When you move, old friends want to know if you’ve made new ones. Who are their replacements? When will we stop writing and calling? When will we forget each other? When will time and distance swallow up our relationship and excrete loneliness? With whom have I found shelter to speak to? The question is a stumper.

I called my son, an adult, a distant friend, to tell him I was taking myself to the zoo. "Isn't that pathetic?" I said to him - not that I was going but that I was going alone. As it turned out I changed my mind as I crossed the bridge to Seattle and followed the signs to the Arboretum instead of going to the zoo. I found the Japanese garden, but it was closed. I drove on and got out at the visitor center to get my bearings on the “Winter Garden.” I thought about volunteering, especially to wash their windows as they much needed it. The rain had splattered mud dots up onto the glass, but it looked as though all efforts to keep it clean had been abandoned many inches of precipation ago. I decided to just start out with a walk.

I was going along, looking for the "Winter Garden" when I saw a long haired, long-legged man in blue jeans slouching on a park bench while writing in a journal with his old dog nosing around the bushes nearby. I nodded as I went by, hoping that was ok. I wondered again if there was some Northwest code of body language that I was missing since I always seemed to be saying, "Excuse me," in the grocery store, feeling like I am in the way.

I was a few paces past him, when he said in a god-like voice - like Bill Cosby leaning into his mike saying, "Noah, build me an ark," -"WHY DO YOU WALK ALONE?" I pivoted on the path, thought briefly if my mother would find out if I spoke to a stranger, and queried, "Why do you sit alone?" He shrugged sheepishly and gestured toward his dog. He explained that as he sat there he saw so many people walking alone; there just seemed to be so much loneliness. I blurted out that I had just moved here and didn't know anyone. An older woman with short gray hair and a small gray poodle came strolling by with a knowing smile on her face. She had overheard parts of the conversation. If I had known dogs counted I could have brought my own.

We said an awkward goodbye and I continued my search for the Winter Garden while considering my friendship and loneliness issues. Just moved here? It's been almost a year. I finally found the Witch Hazel in bloom and tried to memorize the barks and leaves of hemlock, western cedar, and that other tree that one sees so much of around here. I saw couples and families. When I rounded the bend on the trail the thinking man was still there so I petted his dog and reported that the world was not as lonely as he thought. There were couples and families in this very arboretum. Really, how much of a party did he expect to see walking the woods in winter under a Seattle grey sky?

I resumed my solitary stroll, but tried to make it brisk to burn off the 20 pounds of loneliness I picked up this winter. There is nothing like the pleasure of a half gallon of Breyer’s Vanilla Fudge ice cream in one uninterrupted sitting.

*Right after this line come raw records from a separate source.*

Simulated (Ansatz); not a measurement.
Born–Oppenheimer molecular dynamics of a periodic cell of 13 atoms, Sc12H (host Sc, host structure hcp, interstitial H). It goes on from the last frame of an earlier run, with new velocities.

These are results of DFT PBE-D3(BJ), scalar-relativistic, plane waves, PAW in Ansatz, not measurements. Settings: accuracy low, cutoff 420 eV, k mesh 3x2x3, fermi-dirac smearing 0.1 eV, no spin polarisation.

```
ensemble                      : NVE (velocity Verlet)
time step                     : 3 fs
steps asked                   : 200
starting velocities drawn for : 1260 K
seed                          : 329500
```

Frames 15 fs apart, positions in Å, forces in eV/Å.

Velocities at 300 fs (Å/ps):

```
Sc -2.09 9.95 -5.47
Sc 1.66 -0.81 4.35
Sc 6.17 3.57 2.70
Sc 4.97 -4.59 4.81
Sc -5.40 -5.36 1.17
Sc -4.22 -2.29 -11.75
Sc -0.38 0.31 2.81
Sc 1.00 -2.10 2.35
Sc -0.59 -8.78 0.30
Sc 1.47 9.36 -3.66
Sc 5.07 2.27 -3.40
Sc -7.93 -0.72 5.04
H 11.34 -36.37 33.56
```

I drove out of the visitor center parking lot. I didn’t volunteer although it occurred to me that it might be a tree-lined avenue to making friends. I waved goodbye to the writing man. We left the parking lot in common. I wonder if there are many synonyms in the thesaurus for loneliness or does it sit apart.

3/2005
Posted by cindy at June 16, 2006 10:04 PM

Comments

A half gallon at once? Ewww.

Nice image, loneliness sitting apart. Like misery, it would looove some company.

Posted by: Calamity Jane at June 17, 2006 12:16 AM

That is beautiful, Aunt Cindy. You have a wonderful way of gently pointing to a thought without hitting the reader over the head with it. Meaning rests softly on your words instead of obscuring them. Well done. I look forward to more.